One of my colleagues was asking if I could give statistics on what we have from the 17th, 18th and first half of the 19th century. Preferably by year. So I guess I'm asking for a count by publication year. Any thoughts on the best way to approach this? -- Elaine Bradtke Data Wrangler VWML English Folk Dance and Song Society | http://www.efdss.org Cecil Sharp House, 2 Regent's Park Road, London NW1 7AY Tel +44 (0) 20 7485 2206 (This number is for the English Folk Dance and Song Society in London, England. If you wish to phone me personally, send an e-mail first. I work off site) -------------------------------------------------------------------------- Registered Company No. 297142 Charity Registered in England and Wales No. 305999 --------------------------------------------------------------------------- "Writing about music is like dancing about architecture" --Elvis Costello (Musician magazine No. 60 (October 1983), p. 52)

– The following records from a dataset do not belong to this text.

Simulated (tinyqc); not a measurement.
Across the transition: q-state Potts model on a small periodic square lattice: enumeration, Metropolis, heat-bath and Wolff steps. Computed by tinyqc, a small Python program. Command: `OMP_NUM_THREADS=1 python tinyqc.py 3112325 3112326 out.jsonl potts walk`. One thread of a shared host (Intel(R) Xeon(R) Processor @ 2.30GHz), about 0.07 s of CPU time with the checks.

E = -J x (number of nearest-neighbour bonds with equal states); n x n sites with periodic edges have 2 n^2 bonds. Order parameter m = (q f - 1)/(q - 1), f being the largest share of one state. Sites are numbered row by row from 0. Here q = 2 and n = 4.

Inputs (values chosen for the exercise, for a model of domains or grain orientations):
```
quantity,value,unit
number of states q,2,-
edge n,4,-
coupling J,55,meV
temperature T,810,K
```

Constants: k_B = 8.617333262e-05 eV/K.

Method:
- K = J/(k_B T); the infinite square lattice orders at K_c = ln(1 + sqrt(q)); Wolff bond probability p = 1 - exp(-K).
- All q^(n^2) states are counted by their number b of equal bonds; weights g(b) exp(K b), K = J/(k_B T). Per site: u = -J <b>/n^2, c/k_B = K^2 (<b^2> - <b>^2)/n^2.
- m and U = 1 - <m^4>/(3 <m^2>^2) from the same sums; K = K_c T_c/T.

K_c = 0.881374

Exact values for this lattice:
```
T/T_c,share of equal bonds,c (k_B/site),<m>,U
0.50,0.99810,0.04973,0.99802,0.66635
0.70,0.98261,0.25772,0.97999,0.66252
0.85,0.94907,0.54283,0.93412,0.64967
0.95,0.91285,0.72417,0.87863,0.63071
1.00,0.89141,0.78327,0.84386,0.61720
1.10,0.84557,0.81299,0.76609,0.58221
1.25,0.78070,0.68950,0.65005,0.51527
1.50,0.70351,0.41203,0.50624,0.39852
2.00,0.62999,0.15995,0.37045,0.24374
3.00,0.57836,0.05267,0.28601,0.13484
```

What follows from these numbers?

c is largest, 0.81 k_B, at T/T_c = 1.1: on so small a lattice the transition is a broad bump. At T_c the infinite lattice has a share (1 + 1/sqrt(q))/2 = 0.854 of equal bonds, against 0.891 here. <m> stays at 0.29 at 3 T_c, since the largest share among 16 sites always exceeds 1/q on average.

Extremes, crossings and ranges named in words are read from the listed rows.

Elaine Bradtke schreef op di 22-07-2014 om 17:35 [+0100]:
One of my colleagues was asking if I could give statistics on what we have from the 17th, 18th and first half of the 19th century. Preferably by year.
When my Elasticsearch work is finished, this'll be just a matter of finding an elasticsearch visualisation tool that lets you explore your data, and telling it to do what you want. The way I'd do it currently would be to script something that pulls the date from the MARC of each entry and exports that. Then you could pop it into libreoffice calc and make graphs or whatever you need. -- Robin Sheat Catalyst IT Ltd. ✆ +64 4 803 2204 GPG: 5FA7 4B49 1E4D CAA4 4C38 8505 77F5 B724 F871 3BDF
This is the basic report: SELECT count(biblio.copyrightdate), biblio.copyrightdate,items.itype FROM items LEFT JOIN biblioitems on (items.biblioitemnumber=biblioitems.biblioitemnumber) LEFT JOIN biblio on (biblioitems.biblionumber=biblio.biblionumber) GROUP BY biblio.copyrightdate ORDER BY biblio.copyrightdate asc I also used an expanded version with more fields so I could see what the numbers really mean. - It doesn't pick up everything. A lot of our 18th and 19th century publications have partial or conjectural dates in square brackets. These seem to be ignored. - It gives a count of the items. Not the biblios. So this skews the count further (we have a lot of 18th century pamphlets bound together - many biblios, but only one item record for the bound volume). Is there any way we can be more precise? Would a query on the MARCXML for the 260 c produce a more accurate result? Can we to force it to count biblios instead of items? It may be we have to settle for doing the counting in the spreadsheet rather than via Koha. But it would be nice to have some control over what is counted. I know next to nothing about SQL, any help would be greatly appreciated. Thanks On Wed, Jul 23, 2014 at 12:31 AM, Robin Sheat <robin@catalyst.net.nz> wrote:
Elaine Bradtke schreef op di 22-07-2014 om 17:35 [+0100]:
One of my colleagues was asking if I could give statistics on what we have from the 17th, 18th and first half of the 19th century. Preferably by year.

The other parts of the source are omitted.